Say I have
In [1]: import pyarrow as ap
In [2]: import pyarrow as pa
In [3]: ca = pa.chunked_array([[1,2,3], [4,5,6]])
In [4]: ca
Out[4]:
<pyarrow.lib.ChunkedArray object at 0x7f7afaaa4a90>
[
[
1,
2,
3
],
[
4,
5,
6
]
]
I’d like to do something like
ca[[1, 4]] = [999, 888]
and end up with
<pyarrow.lib.ChunkedArray object at 0x7f7aef473d30>
[
[
1,
999,
3
],
[
4,
888,
6
]
]
I don’t really mind if the result gets rechunked
PyArrow has the functionality to set values based on a mask (in fact replace values instead of set, given that the pyarrow Array is indeed immutable), but not with indices. However, you convert your indices to a mask, for now, and then use pyarrow.compute.replace_with_mask
:
import numpy as np
import pyarrow as pa
import pyarrow.compute as pc
ca = pa.chunked_array([[1,2,3], [4,5,6]])
indices = [1, 4]
mask = np.zeros(len(ca), dtype=bool)
mask[indices] = True
pc.replace_with_mask(ca, mask, [999, 888])
gives
<pyarrow.lib.ChunkedArray object at 0x7fdfea44ddf0>
[
[
1,
999,
3
],
[
4,
888,
6
]
]
This assumes that the indices are sorted, though (see the comments for a workaround when that is not the case).

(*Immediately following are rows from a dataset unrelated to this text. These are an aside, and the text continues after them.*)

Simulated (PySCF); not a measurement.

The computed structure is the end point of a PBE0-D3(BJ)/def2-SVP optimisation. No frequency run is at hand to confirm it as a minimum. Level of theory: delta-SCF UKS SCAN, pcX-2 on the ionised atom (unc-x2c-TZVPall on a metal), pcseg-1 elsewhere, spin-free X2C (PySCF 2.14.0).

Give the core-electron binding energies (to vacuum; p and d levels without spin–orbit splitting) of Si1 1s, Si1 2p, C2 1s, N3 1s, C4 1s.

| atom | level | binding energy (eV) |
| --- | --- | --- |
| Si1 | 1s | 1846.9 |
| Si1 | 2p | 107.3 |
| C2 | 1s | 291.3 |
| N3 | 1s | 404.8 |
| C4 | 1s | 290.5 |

And see https://github.com/apache/arrow/issues/25505 for a feature request to add a function to replace values directly based on indices.
2
Arrow data is immutable, so values can be selected but not assigned.
https://arrow.apache.org/docs/python/data.html#arrays
So you would have to do something like this:
ca2 = pa.chunked_array([ca[:1],[999], ca[2:]])
1